Cart before the Horse with RPO and RTO - Growing Core Infrastructure with the Company

NetworkNerd

I work for a growing manufacturing company. We had 1 location when I started in 2007 and was the only one in IT. Now we have 4 members of the IT Department (all stationed at our corporate headquarters in Fort Worth) and a total of 10 sites to support (one of these is currently not yet fully operational). In the next 6 months, two of the existing sites will move into the site I mentioned as not yet being fully operational. But we will still have a total of 10 sites to support as I believe we will be adding a couple more by the end of the year.

In 2012 we finally started down the path of virtualizing our servers and put in 1 ESXi host with all local storage (about 2 TB of it on 10K SAS drives). Then, we added another ESXi host (with similar specs but better processors) in 2013 to finally virtualize our ERP system. We decided to make sure we had two servers with enough processor power, RAM, and IOPs to run everything in the event that one host died. We decided to put half the VMs on each host and use Veeam for backups. At the time the second server went in we were told that 2-4 hours would be fine as a RTO, and the RPO of the previous day's backup would be fine. Backups are taken offsite daily as well. So we left things as local storage with VSphere Essentials, which is what we still have today.
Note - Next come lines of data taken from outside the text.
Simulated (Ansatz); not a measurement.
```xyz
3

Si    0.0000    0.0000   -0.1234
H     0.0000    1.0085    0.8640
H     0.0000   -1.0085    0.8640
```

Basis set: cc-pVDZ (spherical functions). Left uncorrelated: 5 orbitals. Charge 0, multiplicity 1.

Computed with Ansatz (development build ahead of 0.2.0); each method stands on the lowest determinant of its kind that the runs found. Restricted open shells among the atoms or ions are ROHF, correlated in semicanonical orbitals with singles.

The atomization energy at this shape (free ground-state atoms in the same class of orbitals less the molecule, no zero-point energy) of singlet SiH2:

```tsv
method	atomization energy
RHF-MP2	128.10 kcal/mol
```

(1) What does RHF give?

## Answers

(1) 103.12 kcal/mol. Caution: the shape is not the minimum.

Since those two servers were put in, the number of users has grown, the number of VMs has grown, and the amount of storage in use has grown. We're at the point where neither server would have enough storage to run all VMs from the other server if one of them failed. That's a problem and creates an interesting DR situation.

Let's take servers at remote sites out of this discussion for right now. Some of the remote sites have / will have servers, but the core applications are hosted at HQ. The focus of this post is on those core applications which would be applicable to all sites.

The core applications in my mind hosted by HQ would be as follows (with the most critical of these being anything used by every single site):

Epicor ERP system (servicing all sites) - comprised of SQL server and 2 application servers
Exchange 2010 (servicing all sites) - left on site due to ITAR regulations
Web server (servicing all sites) - corporate access to ERP system data, contains many enhancements for production flow, used for electronic scheduling boards in the shops at almost every location
Bartender server - for label printing at many of our sites
Elastix server - PBX for most of our sites (but not all of them)
Sharepoint Foundation - contains Quality Management system data for most sites
Domain controllers (servicing all sites) - 2 of these virtual, 2 still physical
Solidworks ePDM system (servicing the site with largest revenue) - 2 servers
Unifi controller VM (servicing all sites) - 1 VM as controller for APs across all sites
File server with part programs (servicing a couple of sites) - part programs for machines stored here
Veeam server - for backup and restores

We're also getting to the point where the shops are using less and less paper. That means when a cutting operation is finished, the operator will eventually have no paper to tell him / her what to do next and must rely on an electronic scheduling board. If those don't work, we cannot make parts, and we lose money. Some cutting / bending operations could take hours before they would need to look at what comes next or transact with our ERP system, download the next part program, etc.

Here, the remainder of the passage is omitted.